Provocative 'Limbo'; patchwork 'Instinct'

American movies didn't make a big showing at this year's Cannes Film Festival, but of the few that did appear, some were commendably thought-provoking. One was "Limbo," by John Sayles, a leading light of the non-Hollywood "indie" movement.

Although he's directed a dozen pictures during his two-decade career (see interview, page 17), he has never seemed a natural-born filmmaker. There's often an awkward touch to his camera work and editing, and his stories rarely flow as gracefully as they might. What distinguishes his best pictures is their social commitment - see "The Brother From Another Planet" and "Men With Guns" for good examples - and the clear sense of language that reflects his experience as a writer.

"Limbo" wears these qualities lightly, but they're crucial to the picture's success. The setting is Alaska, and the heroine is a single mother (Mary Elizabeth Mastrantonio) working to raise her teenage daughter (Vanessa Martinez) while pursuing a new boyfriend (David Strathairn).

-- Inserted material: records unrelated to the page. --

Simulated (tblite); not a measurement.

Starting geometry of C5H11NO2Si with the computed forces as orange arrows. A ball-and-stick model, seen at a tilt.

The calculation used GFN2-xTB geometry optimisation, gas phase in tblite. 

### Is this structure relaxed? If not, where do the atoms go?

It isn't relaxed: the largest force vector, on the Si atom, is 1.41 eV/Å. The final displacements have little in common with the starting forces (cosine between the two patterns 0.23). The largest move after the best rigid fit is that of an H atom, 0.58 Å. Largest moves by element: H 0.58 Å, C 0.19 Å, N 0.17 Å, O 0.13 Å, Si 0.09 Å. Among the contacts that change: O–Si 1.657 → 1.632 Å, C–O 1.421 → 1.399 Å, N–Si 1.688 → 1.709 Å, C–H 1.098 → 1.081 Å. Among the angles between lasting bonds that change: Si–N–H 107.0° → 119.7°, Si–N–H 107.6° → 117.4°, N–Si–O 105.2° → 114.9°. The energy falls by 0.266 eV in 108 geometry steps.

While these sound like ingredients of a standard domestic drama, Sayles makes an unusual choice by probing the inner lives of the characters rather than the larger-than-life emotionalism that a more commercially minded filmmaker might stress. When the story turns melodramatic - complete with life-threatening danger - it poses a slew of ethical and emotional problems.

"Limbo" has stilted and unpersuasive moments, but its determination to explore bedrock human values places it among Sayles's most worthwhile movies.

'Instinct" stitches together such a patchwork of tried-and-true story ideas that it might have been titled "The Silence of the Gorillas."

Looking like Hannibal Lecter with a beard, Anthony Hopkins plays another demented scientist: Ethan Powell, a primate researcher who's been arrested after killing some park rangers in Africa, where he spent years observing a gorilla colony. Now he's incarcerated in an American prison for the criminally insane, where he refuses to speak with the authorities.

Enter an ambitious young psychiatrist (Cuba Gooding Jr.), who believes he can break Powell's silence and learn the secrets lurking in his heart of darkness.

Hopkins and Gooding are gifted actors, and "Instinct" gives high-octane scenes to each of them. Still, its borrowings from other, better pictures are so constant that a cloud of dj vu hangs distractingly over the whole project. Call it Hollywood's instinct for popular ingredients, or kleptomania by filmmakers who couldn't find ideas of their own. Either way, even Hopkins and Gooding don't have the charisma to overcome it.

*'Limbo' and 'Instinct' are Rated R; both contain violence and vulgar language.